Thanks for checking out the site! Please spread the word! I'm so glad people are looking and liking. I'd love to post some more stuff on the feedback page, so if anyone has any rave reviews -- or even stuff they don't like, I always like a good debate even when I lose -- pass it my way.

--Deb(orah) the book lady

July 28, 2005

hey~

i sent your site to family and friends as promised. i'm already getting back raves!!!!!!!! you are a hit m'lady. one of the raves was from a close mn friend of mine. she is a writer herself, and one of the most intelligent women i know. keep it up chicklet.

~peace and love

Deborah responds:

wow, you so cool! i write real good!

seriously, thank you for the fan letter, and for spreading the word about my site. What a nice way to start my morning! Send raves my way -- I eat them up, and I'd love to have some more stuff to post to the feedback page.

--Deborah

p.s. you forgot that I'm severely stupid. what's an mn? moral nucleus? maybe naughty? many noodles? much nudity? Mormon nugget? spill!

Postscript

"mn" = "Minnesota"

Deborah responds:

I knew that.

July 27, 2005

Nice work -- but what was all that going on about not trashing an author even if you didn't like it and reading the work anyway as you may find something good in it -- yadda yadda yadda?

Deborah responds:

Ahem.

Are you talking about why I would go on and on about a point when I could just sum up in five or ten concise, boring words? Or are you talking about why is this a point to be made in the first place?

If the latter -- coming from working at a feminist bookstore for six years (in many ways a truly fabulous experience, not least because of the employee discount), I met many people who would absolutely refuse to read or say anything at all positive about a writer, no matter how talented, if he or she was sexist or otherwise flawed as a human being. Now, I consider it occasionally important and always of interest to know something about the writer, but if we had to stick to paragons of virtue in our group reading, let's see who we'd lose:

Tolstoy -- questionable attitude about the lower classes, unquestionably sexist.

Emily Bronte -- possibly racist (room for spirited debate here), buys into looksist attitudes about women by insisting that her main character woman had to be beautiful (though Heathcliff could be positively scary looking and still have women falling for him all over the place).

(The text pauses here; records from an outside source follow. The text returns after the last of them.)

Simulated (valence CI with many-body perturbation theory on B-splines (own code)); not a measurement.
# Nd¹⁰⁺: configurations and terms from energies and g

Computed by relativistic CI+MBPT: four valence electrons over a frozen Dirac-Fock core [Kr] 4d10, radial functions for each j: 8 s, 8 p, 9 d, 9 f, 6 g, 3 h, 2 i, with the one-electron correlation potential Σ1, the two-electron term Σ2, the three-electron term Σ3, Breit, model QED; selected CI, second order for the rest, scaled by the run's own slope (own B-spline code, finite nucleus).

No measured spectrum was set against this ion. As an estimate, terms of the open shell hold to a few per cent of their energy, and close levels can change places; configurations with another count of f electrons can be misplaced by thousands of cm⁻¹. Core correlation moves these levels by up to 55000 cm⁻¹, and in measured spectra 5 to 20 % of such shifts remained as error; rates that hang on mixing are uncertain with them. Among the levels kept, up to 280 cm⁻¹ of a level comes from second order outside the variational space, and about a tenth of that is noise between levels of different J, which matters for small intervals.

Charlotte Bronte -- anti-Catholic, weird about the French.

Dickens -- sexist as the dickens.

Twain -- not racist, rumors to the contrary, but definitely narrow in his attitudes about women.

Charlotte Perkins Gilman -- racist.

Dante -- not actively sexist, but not actively anti-sexist, either. Toss him out, just to be safe.

Kafka -- ditto.

You think I'm exaggerating? I heard this kind of thing all the time.

So who does that give us? We would be left with pretty much just Austen and Shakespeare, in terms of classic writers. (We'd still have Hurston and Jackson, which is good, but we'd be in danger of running out of stuff to read pretty darned soon.) And then most of the people I'm talking about (and I really wish I were exaggerating) would go ahead and pitch the big S, on the grounds that being a dead white male he was no doubt riddled with all kinds of hideous prejudices, and we don't want to take that kind of chance.

I got really annoyed by all this. It got to the point where I was hauling big fat volumes of Milton to work to read on my lunch break just to tick off the holier-than-thou clerk who never sullied her hands or eyeballs with anything by DWMs. She just ruled them out categorically. Okay, fine, her loss; but she didn't just not want to read any Homer or Euripides or Aristophanes or Plato or Dostoevsky or Chekhov or Milton or Dante or Hemingway or Aristotle or James or Hawthorne or Dickens or T.S. Eliot or Byron or Shelley or Keats or Wordsworth or Faulkner or Poe or Hugo or Thackeray or Fitzgerald or Hardy or Flaubert or Robert Browning or Melville or Thoreau or Swift or Virgil or Steinbeck (well, okay) or Augustine or Bocaccio or Defoe or Pascal or Paine or Ovid or, of course, Shakespeare. She wasn't just saying that they weren't her cup of tea. She argued vigorously against anyone reading DWMs, because they were mostly such an icky bunch of people and why do we really need them anyway.

Oh, I don't know. Maybe because THEY WRITE REALLY WELL?

If this had just been some random lunatic I worked with, fine. But she had a lot of support; and so far as I know, there are plenty of people who still feel the way she did.

And it bugs me. Yes, I go on and on about Dickens being a big fat sexist pig; but only because I deeply resent that failing of his leaking (try rushing) into his writing. It mars it. Tolstoy wasn't exactly Susan B. Anthony, but it didn't pain me to read Anna K. In fact, I'm really considering reading War and Peace. But I don't think that two of his least known works that I've also read, Family Happiness and The Kreutzer Sonata, are little read and clunkily written and just shot through with vicious sexism (especially Kreutzer). His personality flaws flawed his writing because he stopped being a writer and just ranted. He let his anger push the pen. But when he wrote -- when he reclaimed his art and cared about the craft, as opposed to being a propagandist -- he could write.

If you're asking why I would go on and on and on about some (comparatively) minor point -- okay, how long have you known me?